Victories of greater result at the time have been gained in Portugal, but never was a battle fought there of more eventual importance to the Portugueze nation; for the Portugueze troops, whom the French despised, whom the enemies of the ministry in England reviled, and whom perhaps many of the British army till then mistrusted, established that day their character both for courage17 and for discipline, and proved, that however the government and the institutions of that kingdom had been perverted and debased, the people had not degenerated. Lord Wellington bore testimony to their deserts: he declared that he had never seen a more gallant attack than that which they made upon the enemy who had reached the ridge of the Serra; they were worthy, he said, of contending in the same ranks with the British troops in that good cause, which they afforded the best hopes of saving. Marshal Beresford bestowed high and deserved praise upon them in general orders; and the opportunity was taken of granting a free pardon to all who were under arrest for military offences, that they might rejoin their regiments, and emulate their comrades, to whose good conduct they were indebted for this forgiveness; but persons who had been apprehended for robbery or murder were excepted from the amnesty, for these, it was properly observed, were not to be considered merely as military crimes. After this battle, the knighthood of the Bath was conferred on Marshal Beresford, in consideration of those exertions by which the Portugueze troops had been qualified to bear their part in it so honourably18.

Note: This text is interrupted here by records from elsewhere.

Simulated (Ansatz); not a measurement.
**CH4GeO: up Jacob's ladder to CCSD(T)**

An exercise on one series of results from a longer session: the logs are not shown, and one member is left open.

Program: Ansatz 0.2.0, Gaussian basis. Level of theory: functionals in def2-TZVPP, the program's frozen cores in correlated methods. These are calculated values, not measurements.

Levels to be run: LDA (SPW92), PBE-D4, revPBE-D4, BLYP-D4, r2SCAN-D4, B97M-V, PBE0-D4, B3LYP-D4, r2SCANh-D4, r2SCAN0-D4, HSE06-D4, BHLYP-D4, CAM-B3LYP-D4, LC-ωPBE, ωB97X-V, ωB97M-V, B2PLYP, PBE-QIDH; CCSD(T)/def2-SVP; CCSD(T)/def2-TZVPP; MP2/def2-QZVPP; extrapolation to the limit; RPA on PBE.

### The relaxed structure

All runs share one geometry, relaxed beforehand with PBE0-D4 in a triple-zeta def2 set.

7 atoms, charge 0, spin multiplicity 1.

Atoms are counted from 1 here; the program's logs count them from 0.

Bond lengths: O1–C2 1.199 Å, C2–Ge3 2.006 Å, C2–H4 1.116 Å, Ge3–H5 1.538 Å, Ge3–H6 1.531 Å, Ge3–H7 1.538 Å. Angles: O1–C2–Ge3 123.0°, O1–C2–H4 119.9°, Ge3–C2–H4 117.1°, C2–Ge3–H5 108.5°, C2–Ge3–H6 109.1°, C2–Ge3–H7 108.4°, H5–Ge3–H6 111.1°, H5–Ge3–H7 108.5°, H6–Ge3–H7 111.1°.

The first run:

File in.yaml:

The loss of the British in this memorable action amounted to 107 killed, 493 wounded, and thirty-one taken; that of the Portugueze to 90 killed, 512 wounded, and twenty taken. One French general, three colonels, thirty-three officers, and 250 men were made prisoners; 2000 were left dead on the field; the number was ascertained, because Massena sent a flag of truce requesting permission to bury them; it was not thought proper to comply with the request, and they were buried by the conquerors. Most of their wounded, who were very numerous19, were left to the mercy of the peasants; General Craufurd, whose division was the last that withdrew from the Serra, saved as many as he could from their hands, and lodged them in the convent. Unground maize was found in the knapsacks of the French.
Massena having in person directed the operations of the day, had purchased at some cost the conviction that his boast was not here to be realized. He consulted with Ney, Regnier, Junot, and Freirion; and they called in the Portugueze traitors to inquire of them by what course a position might be turned, which they found themselves unable to force. None of these unworthy men happened to be acquainted with that part of the country; the French commander turned from them in evident displeasure, as if they ought to have possessed the information of which he stood in need, and he ordered General Montbrun out with a strong detachment to explore the ways, telling him to send Generals St. Croix and Lamotte in different directions on the same service. On the following day two peasants were brought in; promises could draw nothing from them, but they yielded to threats of torture and death, and informed the enemy that there was a pass20 over the Serra de Caramula, communicating with the great road between Porto and Coimbra, and coming into it near Sardam. By this course Massena immediately determined to proceed. There had been skirmishing throughout the morning between the light troops; the better to conceal their movements, the French set fire to the woods; but the summit of Busaco commands a most extensive prospect over the whole country21: early in the afternoon a large body of their horse and foot was observed in motion from the left of their centre to the rear, and from thence their cavalry were seen in march along the road leading from Mortagoa, over the mountain, toward Porto. Lord Wellington at once apprehended their purpose, and perceived that it was now too late to prevent or to impede it.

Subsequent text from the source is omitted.